Load Stream Function

load_stream()

This function loads the .stream file and prints a success message if the file is loaded successfully. If the file is not found within the working directory, it prints an error message.

It then reads the file line by line and stores the values in a dictionary. The function then returns the dictionary and the x, y, and z values.

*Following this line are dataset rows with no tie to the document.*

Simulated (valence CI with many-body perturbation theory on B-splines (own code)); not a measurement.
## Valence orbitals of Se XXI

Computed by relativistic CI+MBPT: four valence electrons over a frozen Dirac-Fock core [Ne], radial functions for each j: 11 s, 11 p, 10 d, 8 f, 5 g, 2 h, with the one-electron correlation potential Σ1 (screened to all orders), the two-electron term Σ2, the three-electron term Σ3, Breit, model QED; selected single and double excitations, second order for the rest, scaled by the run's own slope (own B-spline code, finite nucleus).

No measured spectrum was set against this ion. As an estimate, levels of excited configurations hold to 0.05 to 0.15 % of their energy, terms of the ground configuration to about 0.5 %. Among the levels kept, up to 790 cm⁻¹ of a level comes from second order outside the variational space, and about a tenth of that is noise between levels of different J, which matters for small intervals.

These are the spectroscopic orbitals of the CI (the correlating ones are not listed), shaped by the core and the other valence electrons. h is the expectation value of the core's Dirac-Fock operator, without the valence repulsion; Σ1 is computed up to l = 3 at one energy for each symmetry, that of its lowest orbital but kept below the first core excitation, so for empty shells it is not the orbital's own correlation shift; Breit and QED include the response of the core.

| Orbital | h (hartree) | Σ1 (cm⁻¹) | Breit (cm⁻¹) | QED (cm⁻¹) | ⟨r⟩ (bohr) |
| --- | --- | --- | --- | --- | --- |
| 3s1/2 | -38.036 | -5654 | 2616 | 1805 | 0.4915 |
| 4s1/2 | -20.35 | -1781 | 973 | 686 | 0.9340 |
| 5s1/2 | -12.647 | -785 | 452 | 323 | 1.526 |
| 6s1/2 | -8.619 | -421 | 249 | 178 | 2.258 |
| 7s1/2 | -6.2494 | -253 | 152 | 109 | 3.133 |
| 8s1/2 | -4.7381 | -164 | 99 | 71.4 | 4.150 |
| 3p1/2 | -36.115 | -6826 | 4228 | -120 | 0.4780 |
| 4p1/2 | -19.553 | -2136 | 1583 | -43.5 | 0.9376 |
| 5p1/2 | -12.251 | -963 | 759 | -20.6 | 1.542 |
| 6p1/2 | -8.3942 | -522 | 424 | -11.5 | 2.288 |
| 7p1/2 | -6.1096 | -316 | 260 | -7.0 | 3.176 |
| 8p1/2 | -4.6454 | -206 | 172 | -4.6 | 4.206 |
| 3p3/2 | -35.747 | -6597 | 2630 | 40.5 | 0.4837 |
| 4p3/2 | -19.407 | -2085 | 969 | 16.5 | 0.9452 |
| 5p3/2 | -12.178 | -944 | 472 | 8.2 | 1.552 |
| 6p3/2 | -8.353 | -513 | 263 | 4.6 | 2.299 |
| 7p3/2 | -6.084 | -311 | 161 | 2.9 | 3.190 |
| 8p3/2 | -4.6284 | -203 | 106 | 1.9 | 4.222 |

def load_stream(stream_path):
    global stream_coord
    global result_x, result_y, result_z #for building intensity array
    stream_name = os.path.basename(stream_path)
    full_path = os.path.join(stream_path)

    try:

        stream = open(full_path, 'r')
        print("\nLoaded file successfully.", stream_name, '\n')
    except Exception as e:
        print("\nAn error has occurred:", str(e),'\n')

    reading_peaks = False
    reading_geometry = False
    reading_chunks = True
    global data_columns
    data_columns = {
        'h':[], 'k':[], 'l':[],
        'I':[], 'sigmaI':[], 'peak':[], 'background':[],
        'fs':[],'ss':[], 'panel':[]
        }

    for line in stream:
        if reading_chunks:
        if line.startswith('End of peak list'):
            reading_peaks = False
        elif line.startswith("   h    k    l          I   sigma(I)       peak background  fs/px  ss/px panel"):
            reading_peaks = True
        elif reading_peaks:
                try:
                    elements = line.split()
                    data_columns['h'].append(int(elements[0]))
                    data_columns['k'].append(int(elements[1]))
                    data_columns['l'].append(int(elements[2]))
                    data_columns['I'].append(float(elements[3]))
                    data_columns['sigmaI'].append(float(elements[4]))
                    data_columns['peak'].append(float(elements[5]))
                    data_columns['background'].append(float(elements[6]))
                    data_columns['fs'].append(float(elements[7]))
                    data_columns['ss'].append(float(elements[8]))
                    data_columns['panel'].append(str(elements[9]))
                except:
                    pass
        elif line.startswith('----- End geometry file -----'):
            reading_geometry = False
        elif reading_geometry:
            try:
                par, val = line.split('=')
                if par.split('/')[-1].strip() == 'max_fs' and int(val) > max_fs:
                    max_fs = int(val)
                elif par.split('/')[-1].strip() == 'max_ss' and int(val) > max_ss:
                    max_ss = int(val)
            except ValueError:
                pass
        elif line.startswith('----- Begin geometry file -----'):
            reading_geometry = True
        elif line.startswith('----- Begin chunk -----'):
            reading_chunks = True
    result_x = data_columns['fs']; result_y = data_columns['ss']; result_z = data_columns['I']
    return data_columns, result_x, result_y, result_z

Main Function

The main function processes image data from specified HDF5 file for 3-ring integration analysis. Calling coordinate_menu for increasing radius value.

main(filename)

Loads and processes image data from HDF5 file.

param filename

The path to the HDF5 file containing image data.

type filename

str

The function performs the following steps:

  1. File Loading:

    • It calls load_h5() to load the specified HDF5 file.

  2. Image Data Extraction:

    • Extracts the NumPy array from the HDF5 file, which is 2D array of zeros with shape of (4371, 4150).

  3. Threshold Processing:

    • It calls PeakThresholdProcessor and creates object with the extracted array region and a threshold of 1000. Then retrieving the coordinates above this threshold.

  4. Ring Integration Analysis:

    • Interactively calls coordinate_menu() for a set of radii (1,2,3,4). And for each value in the list, this calculates and prints the peak estimate by subtracting the average value from the intensity peak value.

The function sets a global variable intensity_array to store the image data and coordinates to store the coordinates above the threshold. The global variable intensity_peak and avg_values are used to calculate the peak estimates.

The script also defines paths for working with image files and calls the main function with different image paths for processing. This is done for the next adaptation of the overwrite_10_2_23.py.